How Edge IP Binding works
Here, you'll find a basic description of Edge IP Binding and the various components involved.
The original issue: Unicast Routing
Unicast is a network addressing and routing method that relies on a one-to-one relationship between a sender and receiver. In Unicast, each node on the network is identified by a unique IP address. This is the traditional way TCP/IP is designed to work. Unfortunately, it doesn't always produce the most efficient results, as some requests travel a long distance to reach the destination IP address. There’s also a high risk of overwhelming the destination servers with too much traffic.
The potential solution: Anycast Routing
Anycast Routing is different because multiple server groups in various locations can share the same CIDR block of IP addresses. Routers use the Border Gateway Protocol (BGP) or other routing protocols to locate the optimal machine identified by the CIDR block of the requested destination IP address. This gives you a one-to-nearest relationship and brings content closer to the end users.
Alone, Anycast can have its own set of issues. Too many server stacks sharing the same CIDR block can pollute BGP routing tables, and it doesn't consider server load, capacity, or availability.

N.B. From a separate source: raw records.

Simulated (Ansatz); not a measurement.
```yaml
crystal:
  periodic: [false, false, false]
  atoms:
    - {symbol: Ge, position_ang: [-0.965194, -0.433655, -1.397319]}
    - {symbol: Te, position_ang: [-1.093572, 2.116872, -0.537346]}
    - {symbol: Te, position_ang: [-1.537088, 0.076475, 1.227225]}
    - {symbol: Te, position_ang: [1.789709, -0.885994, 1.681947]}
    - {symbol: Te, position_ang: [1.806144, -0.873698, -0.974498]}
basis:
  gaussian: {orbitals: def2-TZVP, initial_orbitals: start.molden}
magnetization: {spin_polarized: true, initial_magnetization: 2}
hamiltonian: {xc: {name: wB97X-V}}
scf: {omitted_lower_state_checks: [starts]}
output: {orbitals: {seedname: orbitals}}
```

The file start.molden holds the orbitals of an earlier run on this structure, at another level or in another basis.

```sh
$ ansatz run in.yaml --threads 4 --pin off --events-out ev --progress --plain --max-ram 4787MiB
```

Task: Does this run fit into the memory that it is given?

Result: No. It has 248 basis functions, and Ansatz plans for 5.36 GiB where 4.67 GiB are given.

The actual solution: Edge IP Binding
Edge IP Binding uses Anycast routing to provide a fixed set of IP addresses or CIDR blocks to serve traffic over the Akamai Edge network.
We use Anycast routing method coupled with proprietary mapping schemes to identify the best edge server to respond to the client's request. Edge IP Binding accesses the edge server with details on how and where to respond. That edge server then responds to the request pretending to use an IP address included in the initial client request—one of several fixed IP addresses that have been assigned for your use after configuring Edge IP Binding.
A brief outline of the Edge IP Binding workflow
Edge IP Binding set up
Once Edge IP Binding has been provisioned for your use, you create a property in Property Manager for a supported product, for example Adaptive Media Delivery. You enable Edge IP Binding while configuring the property hostname. This generates a unique Edge IP Binding-enabled edge hostname that gets assigned up to 20 unique Anycast IP addresses.
The Edge IP Binding request flow
- The end user (client) requests content from your domain. You use your domain to set up a property hostname in Property Manager and map it to an edge hostname.
- Akamai DNS server provides the IP of the Edge IP Binding server in the DNS response.
- Client connects to the Edge IP Binding server. Based on the Akamai end user mapping, Edge IP Binding determines the appropriate edge server that's closest to the client.
- Edge IP Binding server encapsulates the request packets and forwards them to the selected edge server.
- The edge server decapsulates the packets and generates the response from its cache or, if applicable, from your origin server. The edge server sends the content directly to the client using the IP address included in the initial client request—one of several fixed IP addresses that have been assigned for your use by Edge IP Binding.
Additional points on Edge IP Binding
- Edge IP Binding allows for delivery at full scale, without expanding the IP address range.
- Return traffic is from the Edge IP Binding Anycast address.
- Edge IP Binding supports both HTTP and HTTPS.